The Daesh terrorist group, the report points out, has adopted similar policies in the city of Deir el-Zour and at the Yarmouk refugee camp south of Damascus.
The report goes on to claim that 216 chemical-weapon attacks have been carried out by the regime since December 2012, causing the deaths of at least 1,461 people.
According to the SNHR, Syria suffered massive waves of displacement, especially in 2017 and 2018, as a result of military operations carried out by the warring camps or as a result of deals and truces imposed on besieged areas, arrangements, the nongovernmental organization (NGO) says, which violate international humanitarian law.
The opposition sources states Bashar Assad's regime has thrown at least 500,000 people behind
bars since the conflict began in 2011.
Last month, a former inmate who was held in Syrian regime prisons recounted the abuses she and her cellmates suffered while in detention. Speaking to Anadolu Agency (AA), Rana, a Syrian refugee from the western Syrian province of Homs, said she was detained in 2015 by the Syrian regime for allegedly "supporting terrorism and illegally crossing the border."

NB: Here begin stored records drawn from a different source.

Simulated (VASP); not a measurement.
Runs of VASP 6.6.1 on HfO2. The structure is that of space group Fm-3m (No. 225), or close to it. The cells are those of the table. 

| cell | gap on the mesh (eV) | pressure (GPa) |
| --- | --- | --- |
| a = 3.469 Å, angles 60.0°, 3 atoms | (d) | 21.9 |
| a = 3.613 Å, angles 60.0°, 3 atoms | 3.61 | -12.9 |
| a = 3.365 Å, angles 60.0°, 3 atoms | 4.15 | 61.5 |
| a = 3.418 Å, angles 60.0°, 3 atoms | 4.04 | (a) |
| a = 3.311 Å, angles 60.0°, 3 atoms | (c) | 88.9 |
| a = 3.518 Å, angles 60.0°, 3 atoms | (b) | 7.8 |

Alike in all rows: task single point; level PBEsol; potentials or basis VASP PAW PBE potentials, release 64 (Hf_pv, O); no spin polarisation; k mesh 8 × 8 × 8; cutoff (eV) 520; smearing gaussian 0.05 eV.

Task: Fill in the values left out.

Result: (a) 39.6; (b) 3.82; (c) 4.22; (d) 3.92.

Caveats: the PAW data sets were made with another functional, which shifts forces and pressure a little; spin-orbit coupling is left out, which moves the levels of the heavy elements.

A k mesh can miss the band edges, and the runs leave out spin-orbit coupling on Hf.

"My husband and son both died in prison," she said. "I was beaten because I refused to confess to supporting the Syrian [anti-regime] opposition," she added. Following such reports from former prisoners, the international community recently started to break its silence over regime's brutality. The Conscience Movement, an NGO, called on the global community last month to take urgent action to secure the release of women and children languishing in Syrian prisons during an international conference in Istanbul.